Sky News is launching a paywalled app specifically for defence and security content.
The Sky News Defence app is part of the news provider’s plan announced in January 2025 to become a “premium video-first newsroom built for the digital future”, with less of a focus on live, breaking TV news, by 2030. Paid podcasts are also in the pipeline to launch in the summer.
Comcast committed to continue funding Sky News at the rate of around £100m a year and protect editorial independence until 2028 when it bought Sky in 2018.
Sky News bosses have been considering how to introduce paid content for the first time since last year. A price has not yet been set for the new app.
Andy Thomson, executive director of business operations at Sky News, told Press Gazette: “We are looking at how we ultimately drive and create a long-term sustainable future for Sky News, underpinned by brilliant editorial, brilliant technology and great commercial outcomes.
“So when we think about that vision and how we show up for our audiences and our consumers, we’re quite excited about doing new, additive things that fit with the overall ethos of what we’re up to.
“This is an example of us starting to move into places where we think we’ve got a real authority and voice and distinction that ultimately consumers will engage with.”
Thomson added that the app is “playing to some of the themes that sit within 2030 about how do we move towards deeper, richer community building and starting to have a much more one-on-one relationship with the audiences, as opposed to that broad reach proposition”.
Thomson told Press Gazette that a paid podcast offering is also likely to launch this summer, with perks including bonus episodes, ad-free listening, newsletters and first access to live event tickets.

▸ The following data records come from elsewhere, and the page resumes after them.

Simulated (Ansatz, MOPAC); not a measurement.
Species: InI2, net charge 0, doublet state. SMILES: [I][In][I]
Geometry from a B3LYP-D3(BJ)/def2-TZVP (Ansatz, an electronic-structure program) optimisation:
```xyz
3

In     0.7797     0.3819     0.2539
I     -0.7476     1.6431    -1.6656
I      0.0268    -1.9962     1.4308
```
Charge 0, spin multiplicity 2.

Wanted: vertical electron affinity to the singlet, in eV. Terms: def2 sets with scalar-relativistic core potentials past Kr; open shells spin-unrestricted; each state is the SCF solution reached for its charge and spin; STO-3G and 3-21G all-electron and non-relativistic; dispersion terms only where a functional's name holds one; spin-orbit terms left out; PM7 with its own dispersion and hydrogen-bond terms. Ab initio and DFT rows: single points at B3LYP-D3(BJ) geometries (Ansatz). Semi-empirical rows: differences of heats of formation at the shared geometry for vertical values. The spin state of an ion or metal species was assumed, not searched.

[Read more: Why The Economist has put its podcasts behind a paywall]
Sky News Defence, which will sit alongside the main Sky News free app, will feature deeper analysis, explainers and long-form journalism from security and defence editor Deborah Haynes, military analyst Michael Clarke and other contributors. It will be “very video-focused”, Thomson said, but not exclusively so.
He said the app is “very well set up to allow for that two-way community building aspect of this” as it contains Q&A and commenting features.
It was soft-launched at the London Defence Conference last week, allowing attendees to try it for free and share feedback. The official launch will come in the summer.
Thomson said the main audience is likely to be subject matter experts including professionals, policymakers and academics.
He noted that The Wargame from Sky News and Tortoise, which imagined how a Russian attack on the UK could play out and was highly commended for Innovation of the Year at the British Journalism Awards in December, reached “big audiences” and suggested there is “an interested community of broader public who would come to us for this”.
Thomson said Sky News Defence would allow the newsbrand to “test and learn” around the premium video concept and how consumers interact with it.
“It will be good in its own right, but I also think we’ll learn a huge amount as we continue to refine and adapt and grow the broad 2030 vision,” he said.
Sky News has signed a multi-year agreement with Noosphere to build the app, the tech provider’s first major enterprise deal with an international newsroom.
Noosphere launched its own paid-for app last year which consolidates video, audio and written content from various independent journalists.
CEO and founder Jane Ferguson, a former foreign correspondent for PBS, said the Sky News partnership “shows how established newsrooms are embracing a creator-led model that pairs the trust and rigour of newsroom talent with direct audience relationships”.